Wednesday, August 3, 2016

Delaware Supreme Court rules death penalty unconstitutional

Delaware’s death penalty law is unconstitutional in light of a U.S. Supreme Court ruling from earlier this year addressing the role of the jury in handing down death sentences, the state’s Supreme Court ruled in a split decision reported Buzzfeed.
The decision expresses “the majority‘s collective view that Delaware‘s current death penalty statute violates the Sixth Amendment role of the jury as set forth in Hurst [v. Florida]” — the January U.S. Supreme Court decision addressing the jury’s essential role in the sentencing phase of a death penalty trial.
Specifically, the Delaware court found the statute to be unconstitutional because a judge, independent of the jury, can find “the existence of ‘any aggravating circumstance’” that would be required to impose a death sentence.

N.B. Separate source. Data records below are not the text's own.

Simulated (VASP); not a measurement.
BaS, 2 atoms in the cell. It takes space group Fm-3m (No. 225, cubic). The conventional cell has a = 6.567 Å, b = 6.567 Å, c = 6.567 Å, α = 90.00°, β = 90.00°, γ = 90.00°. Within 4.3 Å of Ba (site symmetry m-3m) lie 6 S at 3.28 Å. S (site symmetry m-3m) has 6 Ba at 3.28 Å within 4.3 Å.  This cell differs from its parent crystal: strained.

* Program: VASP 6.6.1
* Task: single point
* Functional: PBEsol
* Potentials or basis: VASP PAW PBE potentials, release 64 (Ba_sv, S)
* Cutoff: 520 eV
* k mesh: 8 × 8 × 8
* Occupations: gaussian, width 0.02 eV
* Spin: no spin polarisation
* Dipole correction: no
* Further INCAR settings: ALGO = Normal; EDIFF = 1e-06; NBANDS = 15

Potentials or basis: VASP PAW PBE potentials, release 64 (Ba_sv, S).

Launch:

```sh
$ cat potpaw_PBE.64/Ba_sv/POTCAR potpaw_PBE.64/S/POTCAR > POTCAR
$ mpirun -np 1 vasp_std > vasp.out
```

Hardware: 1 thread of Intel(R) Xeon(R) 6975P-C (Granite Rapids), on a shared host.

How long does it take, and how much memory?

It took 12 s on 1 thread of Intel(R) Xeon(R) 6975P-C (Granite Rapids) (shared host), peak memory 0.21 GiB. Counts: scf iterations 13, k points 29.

Additionally, the state high court ruled the statute to be unconstitutional because it does not require juror unanimity in finding such aggravating circumstances and does not require the jury to find that the aggravating circumstances outweigh the mitigating circumstances presented. The court found that such a determination about the weighing of aggravating and mitigating circumstances, similarly, must be made unanimously.
Finally, the court ruled that the portions of the statute that it found to be unconstitutional are so intertwined with the remainder of the death penalty statute that it could find “no way to sever” the unconstitutional provisions, leaving “the decision whether to reinstate the death penalty—if our ruling ultimately becomes final—and under what procedures” to the state’s legislature.